May 2, 2013 Film & TV

The Company You Keep

Directed by Robert Redford

As with Spring Breakers (another body-part-obsessed film released this month), there are jiggling body parts in The Company You Keep. They are the wrinkles and wattles of an ageing acting workforce who happen to be the best thing about this flaccid political manhunt. Robert Redford, Susan Sarandon, Nick Nolte, Richard Jenkins and a few more old salts feature as fictional members of the real-life Weatherman group (also known as the Weather Underground Organisation), militant lefties from the 60s who make the Occupy movement look like a litter of puppies barking at a shoe.

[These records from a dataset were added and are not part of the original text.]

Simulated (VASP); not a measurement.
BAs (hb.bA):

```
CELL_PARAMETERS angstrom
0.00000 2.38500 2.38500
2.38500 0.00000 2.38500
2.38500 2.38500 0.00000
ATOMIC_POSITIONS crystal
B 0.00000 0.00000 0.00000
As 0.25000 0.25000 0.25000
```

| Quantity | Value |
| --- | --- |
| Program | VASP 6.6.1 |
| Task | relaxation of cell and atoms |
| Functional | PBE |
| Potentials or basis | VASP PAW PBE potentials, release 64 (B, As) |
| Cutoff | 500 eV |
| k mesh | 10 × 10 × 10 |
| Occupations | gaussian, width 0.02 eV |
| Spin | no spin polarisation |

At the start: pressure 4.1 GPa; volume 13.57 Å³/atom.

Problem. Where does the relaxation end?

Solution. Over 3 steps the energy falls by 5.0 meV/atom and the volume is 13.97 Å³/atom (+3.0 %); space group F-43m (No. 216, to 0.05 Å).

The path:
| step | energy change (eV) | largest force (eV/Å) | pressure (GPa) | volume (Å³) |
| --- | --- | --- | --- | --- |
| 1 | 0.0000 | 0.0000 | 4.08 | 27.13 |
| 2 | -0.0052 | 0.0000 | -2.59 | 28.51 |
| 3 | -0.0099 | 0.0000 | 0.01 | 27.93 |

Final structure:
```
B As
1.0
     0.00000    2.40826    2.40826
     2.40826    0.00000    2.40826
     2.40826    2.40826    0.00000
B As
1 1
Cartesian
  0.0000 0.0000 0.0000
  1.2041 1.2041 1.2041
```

Adapted from a novel by Neil Gordon, the action kicks off when suburban mother-of-two Sharon Solarz (Sarandon) turns herself in after three decades in hiding, for a Weatherman robbery that went fatally wrong. A short while later, an ambitious young journalist (Shia LaBeouf), under pressure from his depressive boss (Stanley Tucci), discovers that local left-wing lawyer Jim Grant (Robert Redford) is a fugitive Weatherman too.

That’s Redford’s cue to leave his 11-year-old daughter behind and hightail it across the country in search of Julie Christie (hubba hubba), with LaBeouf in hot pursuit, because all newspapers will die if he doesn’t singlehandedly get this story, apparently.

LaBeouf’s Ben Shepard is a bit of a creep, whose dodgy story-gathering methods predictably end in an ethical dilemma. I’ll give him this, though: LaBeouf is a brave man to play an investigative journalist alongside Redford. The shadow of All the President’s Men is long. He also gets to sit opposite Sarandon in the movie’s best scene, her giant eyes emoting all over the show as the firecracker explains her lack of remorse: “Kids our age were being murdered by our government… It wasn’t abstract.”

The action heats up to levels that septuagenarians can handle — Redford jumps a waist-high fence! — but the story loses its puff when it moves from fugitive drama to romantic reverie. It does ask some good questions along the way (did Weatherman members commit their crimes because of their staunch politics, or because of who they hung out with when they were young?), and it led me back to one of my all-time favourite films, also inspired by Weather Underground: Sidney Lumet’s emotionally captivating Running on Empty (RIP River Phoenix).